While there was a flurry of player movement in recent days, more than 300 free agents still remain on the open market and now, technically, in limbo.
What’s at Play?
I’m hardly an expert in this subject because, well, labor negotiations just aren’t all that exciting. But the overview simplified is that MLB is fighting the narrative that its player reward system (mainly free agency) is broken. The league also wants to expand the playoff system to include more teams which, in turn, means more money in owners’ pockets via lucrative broadcasting rights.
What the players are arguing for is fair to most. They want more of the money that they help teams earn. MLB clubs draft players and essentially own them for the next six years of their life at minimum. And, for most of those years, the organizations don’t need to pay the player all that much, relatively speaking.
For all the hundreds of millions of dollars some players make in free agency, there are dozens more earning the major league minimum and having their service time toyed with in a way that benefits the billionaires that own the teams. To explain it better, Jesse Rogers of ESPN wrote it this way.

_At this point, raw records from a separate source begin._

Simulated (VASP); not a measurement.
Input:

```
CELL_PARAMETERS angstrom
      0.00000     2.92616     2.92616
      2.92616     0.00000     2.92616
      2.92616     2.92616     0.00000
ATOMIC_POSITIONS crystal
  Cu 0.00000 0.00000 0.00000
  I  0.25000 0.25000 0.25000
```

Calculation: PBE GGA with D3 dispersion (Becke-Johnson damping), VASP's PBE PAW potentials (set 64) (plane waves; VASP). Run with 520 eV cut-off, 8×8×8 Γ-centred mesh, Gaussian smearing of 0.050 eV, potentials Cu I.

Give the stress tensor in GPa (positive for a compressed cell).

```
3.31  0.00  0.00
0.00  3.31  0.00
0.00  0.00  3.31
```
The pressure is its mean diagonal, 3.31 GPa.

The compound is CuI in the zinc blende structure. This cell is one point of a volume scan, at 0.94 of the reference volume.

Players feel, with the emergence of analytics within front offices, that fewer and fewer second- and third-tier players are getting paid when they finally become free agents after six years of major league service time, which is often when a player turns 30 or very close to it. In general, players would like to be paid more at younger ages because that’s when they are in their prime. The system also favors keeping players in the minor leagues for several weeks extra to slow down their major league service time. Players hate that.
The two sides have each pitched different proposals to one another that have been so far apart from the other side that recent meetings have lasted fewer than 10 minutes.
Among other points of interest are, again, expanded playoffs, with the league fighting for 14 teams and the union allowing 12 teams instead of the current 10 team structure. The universal designated hitter is also at play as well as an effort to establish a salary minimum for teams in an effort to mitigate tanking. The competitive balance tax is also a sticking point, which the union wants bumped up to $245 million from $210 million. This would allow teams to spend more on second and third tier free agents along with premium talent.
Things to Know
Of the other oddities during this lockout, MLB entities and websites under the MLB.com umbrella will look quite different.
MLB has removed any content from its website that promotes current players, including any articles and all of their headshot photos pic.twitter.com/h1tUjeMtd6
— Jomboy Media (@JomboyMedia) December 2, 2021
As it stands, MLB cannot use player images on its properties. So a roster page will be looking quite plain. Additionally, no content based on active players can be displayed.
While the 2022 season isn’t quite at risk just yet. But with each passing day and week, opening day gets a little more threatened. And certainly the start of spring training, which in all likelihood will end up shortened due to this mess.
Buckle up, baseball fans. It’s going to be a long and barren winter.